A FARMER has admitted organising the illegal felling of trees shortly before he was jailed for another environmental offence.

John Price, 69, of Day House Farm, Kingsland, Herefordshire, was fined £1,750 and must pay Crown Prosecution Service (CPS) costs of £135 and a victim surcharge of £175.

He pleaded guilty at Hereford Magistrates’ Court to illegally felling a large area of alder, willow, hazel and thorn trees that were around 50 years old.

The CPS said Forestry Commission agents were told in February 2022 that men with heavy machinery were clearing an area in woodland around Ryelands Farm in Ludlow.

They visited the site and the men said they were working for Price. They denied knowing they needed a licence to fell the trees.

Price did not reply to letters from the Forestry Commission and they found he was in prison for illegally clearing a large piece of land near the River Lugg in Hereford.

He was jailed in April 2023 for 12 months, later reduced on appeal to 10 months, and ordered to pay £600,000 prosecution costs in what Natural England and the Environment Agency said was the worst river-side destruction the organisations had seen.

On Wednesday, Price told the magistrates he had instructed the workman to “coppice” the trees, which is legal, but the court rejected this, the CPS said.

The case was prosecuted by a unit at CPS Mersey Cheshire that conducts cases of illegal tree felling investigated by the Forestry Commission.

Senior Crown Prosecutor George Ward said: “John Price earns a living from the land as a farmer but clearly has no real regard for it.

“He has broken the law on two occasions in quick succession and has been sentenced for further offending after a jail term for similar criminality.

“In this latest case, the Crown Prosecution Service successfully argued in court that coppicing wouldn’t require the heavy machinery that was on site.

“What John Price had ordered the men to do was deforestation. When faced with the evidence Price remained silent and entered a guilty plea.

“The care of both agricultural and recreational land is controlled by the law and the CPS works with the Forestry Commission, the Police and other statutory agencies to uphold that law.”

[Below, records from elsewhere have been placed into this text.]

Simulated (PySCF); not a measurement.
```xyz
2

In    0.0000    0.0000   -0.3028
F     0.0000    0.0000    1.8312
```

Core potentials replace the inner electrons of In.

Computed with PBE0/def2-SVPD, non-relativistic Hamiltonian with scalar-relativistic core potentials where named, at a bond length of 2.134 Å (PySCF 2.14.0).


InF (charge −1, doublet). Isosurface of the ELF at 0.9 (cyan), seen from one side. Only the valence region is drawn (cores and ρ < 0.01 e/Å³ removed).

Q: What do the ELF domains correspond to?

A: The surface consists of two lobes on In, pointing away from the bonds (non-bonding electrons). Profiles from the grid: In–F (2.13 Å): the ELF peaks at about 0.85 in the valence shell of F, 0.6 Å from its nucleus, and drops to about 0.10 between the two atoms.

Judge Nicholas Cole, who reduced Price’s prison sentence in May 2023, told the farmer then: “Given the breadth of the offending over an extended period of time … there is a need for deterrence in any sentence we impose.

“The message needs to go out loud and clear these laws are there to protect the environment for everybody.”

Price, who the court heard had capital assets “in excess of £20 million” and a previous conviction from 2007 for damming a nearby tributary to extract water for his potatoes, also had his three-year disqualification from being a company director upheld by the judge.